Saturday, May 7, 2011

Geithner Killed Plan for Irish to Haircut Their Debt

Yves Smith reports on an op-ed in the Irish Times, written by the Irish economist Morgan Kelly, which includes this gem:
Ireland’s Last Stand began less shambolically than you might expect. The IMF, which believes that lenders should pay for their stupidity before it has to reach into its pocket, presented the Irish with a plan to haircut €30 billion of unguaranteed bonds by two-thirds on average. Lenihan was overjoyed, according to a source who was there, telling the IMF team: “You are Ireland’s salvation.”

The deal was torpedoed from an unexpected direction. At a conference call with the G7 finance ministers, the haircut was vetoed by US treasury secretary Timothy Geithner who, as his payment of $13 billion from government-owned AIG to Goldman Sachs showed, believes that bankers take priority over taxpayers. The only one to speak up for the Irish was UK chancellor George Osborne, but Geithner, as always, got his way.
Got that? The Irish were going to do the sane thing and, for all practical purposes, declare bankruptcy and start life all over. Geithner nixed the deal, which did nothing but protect the banskters and will end up costing Irish and global taxpayers.

From Geithner's killing of the deal, as Kelly reports, things went downhill, and all in favor of the banksters. In the end, the Irish negotiators fell in line with the banksters:
On one side was the European Central Bank, unabashedly representing Ireland’s creditors and insisting on full repayment of bank bonds. On the other was the IMF, arguing that Irish taxpayers would be doing well to balance their government’s books, let alone repay the losses of private banks. And the Irish? On the side of the ECB, naturally.

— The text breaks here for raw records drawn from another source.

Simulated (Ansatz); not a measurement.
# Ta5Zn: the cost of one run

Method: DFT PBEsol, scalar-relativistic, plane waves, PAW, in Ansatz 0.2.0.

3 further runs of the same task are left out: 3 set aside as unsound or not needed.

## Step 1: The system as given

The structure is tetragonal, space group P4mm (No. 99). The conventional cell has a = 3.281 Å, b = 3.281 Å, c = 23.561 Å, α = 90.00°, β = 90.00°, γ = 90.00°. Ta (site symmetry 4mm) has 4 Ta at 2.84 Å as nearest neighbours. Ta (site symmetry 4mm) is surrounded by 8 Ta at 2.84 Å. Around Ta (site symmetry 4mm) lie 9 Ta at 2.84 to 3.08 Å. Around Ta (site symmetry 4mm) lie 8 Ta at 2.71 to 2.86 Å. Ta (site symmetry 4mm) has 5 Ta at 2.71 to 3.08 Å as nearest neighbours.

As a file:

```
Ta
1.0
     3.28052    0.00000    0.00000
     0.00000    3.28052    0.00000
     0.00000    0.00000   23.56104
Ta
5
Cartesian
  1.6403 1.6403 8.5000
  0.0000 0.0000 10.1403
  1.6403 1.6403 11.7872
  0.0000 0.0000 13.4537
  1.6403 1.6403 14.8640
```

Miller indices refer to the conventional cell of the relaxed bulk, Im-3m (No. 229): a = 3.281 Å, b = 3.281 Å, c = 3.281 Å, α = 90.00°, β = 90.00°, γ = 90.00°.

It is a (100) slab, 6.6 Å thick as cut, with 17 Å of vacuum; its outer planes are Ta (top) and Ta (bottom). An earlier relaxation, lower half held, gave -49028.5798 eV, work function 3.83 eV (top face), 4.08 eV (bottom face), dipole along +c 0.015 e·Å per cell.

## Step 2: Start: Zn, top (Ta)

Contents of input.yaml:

In the circumstances, the ECB walked away with everything it wanted. The IMF were scathing of the Irish performance, with one staffer describing the eagerness of some Irish negotiators to side with the ECB as displaying strong elements of Stockholm Syndrome.

1 comment:

  1. How come the IRA could fight the British for years for national sovereignty then do nothing against a threat that could make life very hard for Irish individuals for years to come?
    Not that I'm encouraging anything(just making that clear), but talk of a alliance between the IRA and the protestant lot might make a few bankers and bureaucrats sweat a bit.